The Rape of the Lock is the best known mock epic narrative poem written by Pope. Dr Johnson called it “the most airy, the most ingenious and the most delightful of all his compositions.” The extended version in five cantos was published in 1714, embodying for the first time the machinery of sylpho and gnomes. Pope in a letter to Arabella Fermor defines the word supernatural machinery as a form to signify that it is a part of the deities, Angels or Demons which is introduced to act in a poem. For an epic to possess the necessary grandeur, it should have a divine dimension, gods to influence the action and give prime importance to human events. One of the reasons for the decline of the epic after Milton was the difficulty of creating divine machinery which could be taken seriously. Mock epic had similar problem, for though its divinities need not be very serious but they must be convincing. Classical gods, for instance, would be thoroughly incongruous in a modern setting. Pope’s solution of the problem is brilliant. The theories of the Rosicrucian sect provided him with a set of creatures that were immortal, utterly distinct from human beings yet possessing by their very nature human characteristics. Pope does not bring in all the divinities of Rosicrucian’s but concentrates on the sylphs with the addition of a gnome in book four. They are minute, airy creatures, immortal counterparts of frivolous young women. There is comedy in the contrast between the grand pretensions of these creatures and the triviality of the tasks to which they are assigned-

          “To, save the powder from too rude a gale,

          Nor let th’ imprisoned essences exhale;”

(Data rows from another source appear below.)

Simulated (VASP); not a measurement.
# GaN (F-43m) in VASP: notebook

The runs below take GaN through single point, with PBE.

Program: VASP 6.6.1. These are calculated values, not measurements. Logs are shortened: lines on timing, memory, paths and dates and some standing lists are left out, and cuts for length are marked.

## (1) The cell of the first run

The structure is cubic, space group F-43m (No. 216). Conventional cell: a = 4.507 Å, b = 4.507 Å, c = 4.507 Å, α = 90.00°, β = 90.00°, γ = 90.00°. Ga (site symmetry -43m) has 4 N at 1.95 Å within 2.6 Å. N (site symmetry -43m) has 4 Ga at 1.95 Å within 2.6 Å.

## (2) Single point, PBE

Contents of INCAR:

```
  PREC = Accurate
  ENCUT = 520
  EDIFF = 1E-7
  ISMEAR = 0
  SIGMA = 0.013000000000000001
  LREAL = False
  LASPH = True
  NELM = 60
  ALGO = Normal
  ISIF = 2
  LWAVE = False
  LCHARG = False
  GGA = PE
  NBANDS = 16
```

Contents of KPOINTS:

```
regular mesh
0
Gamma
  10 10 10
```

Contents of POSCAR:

They lend a mock grandeur to everyday events. They appear to Belinda in a warning dream, perching importantly on her playing cards. Yet, for all their busyness we never see them achieving at the moment of crisis. The gnomes play only a small part in the poem and are not as clearly realized as the sylphs. They represent the sinister or malign element of social life. Just as the sylphs are responsible for the beauty of external appearances and the elegance of social manners, so the gnomes are responsible for the tears, the hysteria and the anger. Dr. Johnson’s comment on the divine machinery in The Rape of the Lock is quite interesting-

“A race of aerial people, never heard of before, is presented to us in a manner so clear and easy, that the reader seeks for no further information, but immediately mingles with his new acquaintance, adopts their interests, and attends their pursuits, loves a sylph and detests a gnome.”